Anne Carson staged a reading in Ann Arbor from her new book Antigonick this past Wednesday. It’s a loose translation of the Sophokles play complete with Carson’s own handlettered pages interspersed with illustrations on translucent vellum by Bianca Stone (a fabulous poet and artist I am just learning about. If you’d like a quick taste go here to her Poetry Comics). Both the book and the staged reading are arresting and beautiful in their surprises. During the question and answer session after the performance, Carson said one of her translating missions was to “remove the crusts of ornament” in order to present the play more directly, in the way it reads in original Greek. Getting at this directness involved cutting several long scenes down, reimaging the genre of the play to the point that Antigonick is sometimes described as “a new kind of comic book” and adding references to Beckett, Hegel, and Virginia Woolf. During the reading I saw, Carson cast poet Raymond McDaniel as Antigone and Yopie Prins as Kreon, gender-switching the roles in a way that heightened my desire to listen. In this translation, Carson manages to put me on enough unfamiliar ground to rouse my curiosity and to experience this story as a struggle that has and always will keep going.
Her mission to “remove the crusts of ornament” has also been resonating with me this past week. It seems like a relevant goal to strive for in the making of all art, that artists should examine and remove their ornaments whenever possible, and that this removal will illuminate what is (or is not) actually there.
What are ornaments for writers? Pretty similes. Forced cadences. Unnecessary repetition. Unbelievable resolution. Affectation of all kinds. It is harrowing to think about my own writing against this measuring stick. When am I pretending at something I don’t have? When am I trying to cover this up with sparkles in the hopes that no one (not even myself) will notice?
In The Winter Sun, Fanny Howe writes about our initial tendencies to use words to cover up deeper truths.

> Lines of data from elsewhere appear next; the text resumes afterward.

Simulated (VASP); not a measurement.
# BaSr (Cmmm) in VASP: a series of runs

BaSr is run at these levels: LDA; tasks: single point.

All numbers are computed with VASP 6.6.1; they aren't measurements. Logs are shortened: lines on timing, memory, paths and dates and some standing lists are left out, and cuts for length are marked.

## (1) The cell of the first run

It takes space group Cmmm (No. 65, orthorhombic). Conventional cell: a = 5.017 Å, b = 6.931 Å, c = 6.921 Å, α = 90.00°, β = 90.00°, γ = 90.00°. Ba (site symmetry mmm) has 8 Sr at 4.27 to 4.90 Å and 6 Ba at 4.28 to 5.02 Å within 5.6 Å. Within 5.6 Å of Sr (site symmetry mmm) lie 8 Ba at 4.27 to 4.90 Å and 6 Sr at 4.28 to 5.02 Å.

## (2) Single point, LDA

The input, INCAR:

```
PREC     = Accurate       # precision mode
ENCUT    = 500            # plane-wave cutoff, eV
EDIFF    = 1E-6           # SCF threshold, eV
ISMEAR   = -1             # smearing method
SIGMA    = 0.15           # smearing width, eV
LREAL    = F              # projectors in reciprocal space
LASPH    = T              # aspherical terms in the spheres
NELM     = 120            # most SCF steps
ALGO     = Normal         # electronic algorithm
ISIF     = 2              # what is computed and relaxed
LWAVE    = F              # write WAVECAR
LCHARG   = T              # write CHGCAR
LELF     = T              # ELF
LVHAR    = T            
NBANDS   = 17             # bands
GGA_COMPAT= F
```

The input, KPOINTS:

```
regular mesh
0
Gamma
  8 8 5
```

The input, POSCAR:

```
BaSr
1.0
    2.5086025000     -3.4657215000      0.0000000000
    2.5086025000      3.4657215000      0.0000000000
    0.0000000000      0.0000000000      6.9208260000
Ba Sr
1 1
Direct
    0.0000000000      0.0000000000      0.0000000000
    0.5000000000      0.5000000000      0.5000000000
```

Revision is suspicious of first words and assumes they exist only to signal something else, something deeper. I revise what I have written in order to strip away fraud and get to the uncontaminated first intention. By slashing the curtains of words, I might finally glimpse the words behind the words and the silence behind those.
This is such a visceral and elegant statement on revision. “Slashing the curtains of words,” is exactly what Carson has done in this translation of Antigone, and the whole writing world would be much improved if writers devoted more time to this.